Monday, October 26, 2009

John 2/3

So, I left of at John 3:8

Nic says, and I'm assuming he's speaking without guile or cynicism considering how Jesus responds, "how can these things be?"

Jesus is like "you're a smart guy, a religious professor, but you still don't get it? This is reality, We talk about what we know and what we've seen, but you don't think it's true" Is Jesus speaking in the royal we here? It seems so, because this is a sort of (gentle?) accusation against the religious teachers of the day. He says that he told Nic about earthly things and he wasn't getting it, how would he understand heavenly things. So, salvation is an earthly occurrence, as real and natural to God as birth is to us.

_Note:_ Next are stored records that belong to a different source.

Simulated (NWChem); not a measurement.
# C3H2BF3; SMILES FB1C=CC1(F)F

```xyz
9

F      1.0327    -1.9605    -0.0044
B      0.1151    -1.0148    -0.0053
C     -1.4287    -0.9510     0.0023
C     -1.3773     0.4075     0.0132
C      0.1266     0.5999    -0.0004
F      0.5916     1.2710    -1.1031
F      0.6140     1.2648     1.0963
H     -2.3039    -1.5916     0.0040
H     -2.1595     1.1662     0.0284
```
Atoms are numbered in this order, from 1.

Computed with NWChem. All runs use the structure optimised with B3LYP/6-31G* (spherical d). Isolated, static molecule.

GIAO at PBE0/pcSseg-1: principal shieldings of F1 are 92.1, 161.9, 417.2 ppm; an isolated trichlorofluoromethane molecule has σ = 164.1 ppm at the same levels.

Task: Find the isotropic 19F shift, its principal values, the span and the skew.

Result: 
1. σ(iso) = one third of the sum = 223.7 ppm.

He says that no one has gone up into Heaven except the guy who came down from heaven, himself, the Son of Man. I'm not entirely sure about this part, except that I know that all of John is Jesus as God, and surely it is a heavenly trait to be able to dwell in and leave heaven at will. Then, on the tails of claiming to be God he refers to Moses and gives prophesy of his crucifixion.

Maybe, he says that he knows that Nic won't get it, but then it's like, "don't you get it, I'm God, I know about Heaven because I've been there, and like was prophesied, I'm going to die. (and then we go into those oh-so-famous verses) "because God so loved the world." This is directly connected to statements about Jesus imminent death, and to heavenly things that Nic won't understand. God gave his only Son. CS Lewis talks about it like Jesus steaming forth from the father, always a product of him always will be, a constant state of coming forth while being bound with. So he was the first born of all creation by his essence of coming forth from the father, but there was never a time when he was disconnected nor a time when he did not come forth from the father, so he is first Born and also God, From the father and equal with the father. It's whoever believes in the Son will not perish but have everlasting life. One thing you see throughout the Bible is that when people realized that Jesus really was who he said he was, they were usually on bended knee before him. Like that scene in the last episode with the 9th doctor on Doctor Who, where Rose comes out of the TARDIS carrying the entirety of the time vortex inside herself and she says that she sees all that has been and all that will be and that she creates things and ends things and alters time and the Doctor, seeing her and knowing what she is, drops to his knees before her. There's a lot of "you really are the Son of God." And then people follow him. So, then, believing isn't simply acknowledgement, believing is "getting it," is realizing that this is a big deal, this is something to dedicate your life to. It's also not about just believing in 'God' but in Christ. The Jews believe in God, but they don't know Christ.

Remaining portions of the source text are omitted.